UK government ‘failing citizens’ in handling of state hostage taking, says inquiry

The UK government is “failing British citizens” in its handling of state-level hostage-taking, the chair of a cross-party parliamentary group has said following its inquiry into arbitrary detention.

The report, published by the House of Commons’ foreign affairs select committee on Tuesday, called for ministers to take a “zero tolerance approach” to politically motivated capture and imprisonment, which the MPs argued represented a threat to the rules-based international order.

In recent years, the government has come under intense scrutiny over its handling of detainees following the case of UK-Iranian dual national Nazanin Zaghari-Ratcliffe, who was arrested in Iran on spying charges in April 2016 and returned to the UK in March 2022.

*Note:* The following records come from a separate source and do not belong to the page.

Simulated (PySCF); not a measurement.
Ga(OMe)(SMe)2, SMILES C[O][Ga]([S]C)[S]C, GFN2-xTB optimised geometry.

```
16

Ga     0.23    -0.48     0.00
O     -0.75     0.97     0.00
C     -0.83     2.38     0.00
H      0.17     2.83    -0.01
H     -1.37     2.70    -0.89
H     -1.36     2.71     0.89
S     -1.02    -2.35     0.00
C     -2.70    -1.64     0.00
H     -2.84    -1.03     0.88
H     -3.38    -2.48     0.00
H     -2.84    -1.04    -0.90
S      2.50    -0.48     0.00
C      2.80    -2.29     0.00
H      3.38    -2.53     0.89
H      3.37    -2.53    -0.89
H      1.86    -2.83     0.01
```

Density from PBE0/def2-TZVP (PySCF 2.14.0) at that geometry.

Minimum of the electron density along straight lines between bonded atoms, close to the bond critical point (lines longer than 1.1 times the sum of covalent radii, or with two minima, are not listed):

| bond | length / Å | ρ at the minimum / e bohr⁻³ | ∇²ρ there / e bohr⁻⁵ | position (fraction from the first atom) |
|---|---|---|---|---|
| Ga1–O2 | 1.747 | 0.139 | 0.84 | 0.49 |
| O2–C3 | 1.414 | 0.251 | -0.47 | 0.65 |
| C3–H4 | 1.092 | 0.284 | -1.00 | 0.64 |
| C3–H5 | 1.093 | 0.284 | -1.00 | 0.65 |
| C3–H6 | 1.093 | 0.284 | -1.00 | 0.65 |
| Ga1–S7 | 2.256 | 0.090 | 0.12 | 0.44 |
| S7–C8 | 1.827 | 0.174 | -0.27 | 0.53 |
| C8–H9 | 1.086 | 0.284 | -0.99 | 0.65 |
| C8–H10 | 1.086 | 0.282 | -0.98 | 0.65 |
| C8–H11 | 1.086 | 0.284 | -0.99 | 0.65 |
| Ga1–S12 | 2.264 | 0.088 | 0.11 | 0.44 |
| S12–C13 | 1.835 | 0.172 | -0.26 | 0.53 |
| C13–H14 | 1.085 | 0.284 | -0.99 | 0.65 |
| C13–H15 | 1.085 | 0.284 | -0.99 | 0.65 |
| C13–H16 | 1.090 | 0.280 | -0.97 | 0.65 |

Following the release of Zaghari-Ratcliffe and fellow British-Iranian Anoosheh Ashoori, the committee launched its inquiry into the government’s approach to state hostage situation in July 2022.

The report criticised the government’s record on communicating with the families of detainees and condemned the “inconsistency of approach” within the Foreign Office, citing a “high turnover of ministers and civil servants”.

The report comes as charity worker Kevin Cornwell and two other British national are being held by the Taliban in Afghanistan. Speaking over the weekend, home secretary Suella Braverman said the government was in “negotiations” to secure their safe arrival.

Braverman told Sky News that Britons intending to travel to dangerous parts of the world should take the “utmost caution”. “If they are going to do that they should always act on the advice of the Foreign Office travel advice.”

She added that if the safety of British citizens abroad was put at risk, “the UK government is going to do whatever it takes to ensure that they’re safe”.

The Foreign Office said on Monday: “We are working hard to secure consular contact with British nationals detained in Afghanistan and we are supporting families.”

The report, which warned that hostage taking was a growing threat, recommended the creation of a new government role, director for arbitrary and complex detentions, to act as a point of contact for families and improve co-ordination across Whitehall.

The MPs said the government should also clearly outline what measures it is willing to use against countries that detain Britons for “diplomatic leverage”, including legal proceedings and “Magnitsky-style sanctions” that target those responsible for human rights violations or corruption.

Committee chair and Tory MP Alicia Kearns said some states “weaponise the citizenship of British nationals” in order to achieve their geopolitical goals, adding that the government ought to be “bold in the measures used” to return detainees.

“The government’s approach to state-level hostage taking is failing British citizens,” she said. “Detainees and their families report ministerial clumsiness, serious and avoidable errors, and even callous and hurtful comments to families.

 “Our report calls for families to be treated as partners who have the potential to be instrumental in attempts to resolve the detentions.”

During the week of Zaghari-Ratcliffe’s release, the British government settled a £394mn debt owed to Iran over the purchase of tanks dating back to before the 1979 Islamic revolution. London has insisted that the two issues were not connected.

The report found there was “compelling evidence” that the payment to Tehran was a “precondition” for Zaghari-Ratcliffe’s release, adding that “failure” to pay sooner “was highly regrettable” and “almost certainly adversely affected the length of detention”.

The Foreign Office said consular officials were available 24/7 for families to receive tailored support and ministers were fully involved in complex cases.

“The best interests of British national detainees is at the heart of our consular work and we support and work with their families wherever we can,” a spokesperson said.